In the United States, high school students who identify as lesbian, gay, bisexual, transgender and questioning (LGBTQ) are almost five times more likely to attempt suicide than their cisgender, heterosexual peers, according to the National Alliance on Mental Illness.
A new campaign is attempting to change that statistic in the Louisville area.
“Embrace the Journey,” led by Ryan Combs, PhD, assistant professor, University of Louisville School of Public Health and Information Sciences, and Maurice Gattis, PhD, associate professor, UofL Kent School of Social Work, began with one question: “How can we make a difference in LGBTQ mental health?”
“We wanted to understand the health needs of LGBTQ adolescents in Louisville. We learned that the largest concern locally is mental health, especially depression, anxiety and suicidality,” Combs said. “We designed a campaign to target parents because they play such a key role in the mental health of LGBTQ youth.”
In 2017, UofL’s LGBTQ+ Adolescent Health Study was launched – the first of its kind in Louisville. The study found 100 percent of participants had heard homophobic or transphobic language, 61 percent felt unsafe and 27 percent had experienced physical violence at school. To combat these findings, “Embrace the Journey” was developed through the guidance of local health providers, public health professionals, LGBTQ+ youth and community members.
The campaign launched recently, as organizers spoke to participants and handed out posters at Louisville Pride. The posters read: “LGBTQ+ youth are more likely to experience depression, anxiety, and suicide – supportive parents greatly reduce this risk.”
Through the campaign’s website, embracethejourneylou.org, parents can find hundreds of resources, including advice from other parents, personal narratives from youth and a glossary of LGBTQ vocabulary.
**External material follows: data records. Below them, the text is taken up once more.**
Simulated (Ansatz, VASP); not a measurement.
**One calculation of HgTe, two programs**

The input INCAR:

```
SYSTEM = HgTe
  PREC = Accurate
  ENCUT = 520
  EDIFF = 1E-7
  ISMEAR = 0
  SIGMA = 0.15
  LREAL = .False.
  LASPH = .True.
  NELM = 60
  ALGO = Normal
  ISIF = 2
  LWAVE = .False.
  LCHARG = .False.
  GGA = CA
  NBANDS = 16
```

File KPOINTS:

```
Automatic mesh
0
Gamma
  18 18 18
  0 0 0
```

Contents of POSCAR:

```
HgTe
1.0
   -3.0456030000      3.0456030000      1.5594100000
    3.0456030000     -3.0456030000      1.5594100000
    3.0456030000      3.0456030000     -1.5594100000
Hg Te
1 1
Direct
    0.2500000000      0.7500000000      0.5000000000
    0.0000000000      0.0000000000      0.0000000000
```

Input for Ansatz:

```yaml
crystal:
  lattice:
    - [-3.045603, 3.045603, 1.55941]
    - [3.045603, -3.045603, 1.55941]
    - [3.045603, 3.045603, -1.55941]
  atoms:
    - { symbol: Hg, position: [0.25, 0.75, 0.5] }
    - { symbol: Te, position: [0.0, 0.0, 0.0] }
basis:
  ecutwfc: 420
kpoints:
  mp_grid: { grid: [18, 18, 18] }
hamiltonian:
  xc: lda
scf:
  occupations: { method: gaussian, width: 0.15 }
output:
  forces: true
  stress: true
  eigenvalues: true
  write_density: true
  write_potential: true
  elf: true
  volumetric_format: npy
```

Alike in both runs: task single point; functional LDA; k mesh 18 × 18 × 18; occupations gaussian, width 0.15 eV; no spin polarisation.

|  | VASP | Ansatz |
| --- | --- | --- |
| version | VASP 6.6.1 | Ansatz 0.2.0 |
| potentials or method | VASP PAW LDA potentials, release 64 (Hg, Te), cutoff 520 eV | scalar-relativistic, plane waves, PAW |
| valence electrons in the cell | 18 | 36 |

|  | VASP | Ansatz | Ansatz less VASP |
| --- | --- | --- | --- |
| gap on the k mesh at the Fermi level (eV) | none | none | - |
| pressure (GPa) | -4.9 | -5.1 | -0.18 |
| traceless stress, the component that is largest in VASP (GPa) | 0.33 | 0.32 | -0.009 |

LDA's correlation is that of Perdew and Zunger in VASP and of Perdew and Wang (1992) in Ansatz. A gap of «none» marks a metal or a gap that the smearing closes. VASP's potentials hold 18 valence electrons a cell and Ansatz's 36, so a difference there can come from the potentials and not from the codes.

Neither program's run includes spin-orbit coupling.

The campaign was developed with grant funding from both the Cooperative Consortium Transdisciplinary Social Justice Research and JustFundKY, and operates closely with Louisville Youth Group.
“Though educating their parents can’t solve everything LGBTQ+ youth face, it’s a great place to start especially when the statistics speak so loudly for themselves,” Combs said. “When parents support their kids, youth have better mental health outcomes.”